News Release

March 10, 2014

Urban Classrooms Experience Nature & Salmon Science in the Gorge

Media Contacts:
Amanda Fortin: (971) 970-8725

Urban Classrooms Experience Nature & Salmon Science in the Gorge
Portland Public Schools Students Say Good-bye to Fish, Hello to Student Science


Hundreds of North Portland students will travel to the Columbia River Gorge and to bid good-bye to the hundreds of Chinook salmon fry they have spent the last three months raising. While the release is only the beginning of a long journey for the fish, it is the culmination of the students’ participation in the U.S. Fish and Wildlife Service’s three-month ‘Salmon in the Classroom’ program.

Thanks to the success of last year’s pilot Salmon in the Classroom program at Boise-Eliot/Humboldt Elementary School in Northeast Portland, which brought the agency’s curriculum to an urban setting for the first time, this year’s program was expanded to include fourth graders at Chief Joseph/Ockley Green Elementary School.

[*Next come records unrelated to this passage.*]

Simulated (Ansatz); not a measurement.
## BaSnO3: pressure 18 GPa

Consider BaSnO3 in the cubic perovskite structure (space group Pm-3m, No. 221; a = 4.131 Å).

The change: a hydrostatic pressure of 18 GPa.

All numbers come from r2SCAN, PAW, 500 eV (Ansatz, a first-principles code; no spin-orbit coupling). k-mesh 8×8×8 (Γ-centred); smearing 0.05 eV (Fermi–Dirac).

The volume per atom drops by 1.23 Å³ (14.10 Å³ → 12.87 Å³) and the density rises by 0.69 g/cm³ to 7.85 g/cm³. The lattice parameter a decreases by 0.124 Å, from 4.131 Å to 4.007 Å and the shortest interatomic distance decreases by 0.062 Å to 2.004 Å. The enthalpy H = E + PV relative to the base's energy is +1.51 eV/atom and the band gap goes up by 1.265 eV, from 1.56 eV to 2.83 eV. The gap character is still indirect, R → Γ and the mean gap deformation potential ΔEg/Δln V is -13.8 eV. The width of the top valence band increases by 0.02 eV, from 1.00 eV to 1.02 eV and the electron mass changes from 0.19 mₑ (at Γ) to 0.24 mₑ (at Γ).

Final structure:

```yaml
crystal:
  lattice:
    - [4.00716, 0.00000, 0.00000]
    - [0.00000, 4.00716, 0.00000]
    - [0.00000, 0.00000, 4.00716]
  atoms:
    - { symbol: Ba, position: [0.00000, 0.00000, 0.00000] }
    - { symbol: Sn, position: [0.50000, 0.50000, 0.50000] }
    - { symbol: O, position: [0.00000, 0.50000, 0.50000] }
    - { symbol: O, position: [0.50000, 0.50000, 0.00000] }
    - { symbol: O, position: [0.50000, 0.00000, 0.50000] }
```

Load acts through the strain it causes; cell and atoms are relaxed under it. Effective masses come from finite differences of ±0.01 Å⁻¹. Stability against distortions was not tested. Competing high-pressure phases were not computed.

Developed in coordination with Portland Public Schools, the Portland Black Parent Initiative, The Urban League, The Oregon Youth Development Council, and the Service, the Salmon in the Classroom project uses salmon-themed natural resource lessons to educate elementary school students

What began with hatching salmon eggs in a classroom aquarium quickly became an engrossing way for the students to learn about the nuances of the salmon life cycle, the details of fish anatomy, and the larger importance of healthy ecosystems. The Service’s focus on landscape level conservation fits well with the holistic Science, Technology, Engineering, Arts, and Math (STEAM) program taught at Portland Public Schools.

From the creative ‘Fashion a Fish’ project to the hands-on fish dissection, students were able to integrate salmon into each of their subjects and learn about how caring for their watershed can help salmon, the estimated 137 species that depend on them, and, of course, people.

“We want to foster environmental stewardship by connecting people of all ages with nature,” said Julie Collins, Acting Assistant Regional Director-Fishery Resources. “Salmon in the Classroom is a wonderful opportunity to both bring nature directly into the classroom and let students visit a National Fish Hatchery. It’s a great way to inspire our next generations of scientists to take care of our next generation of fish.”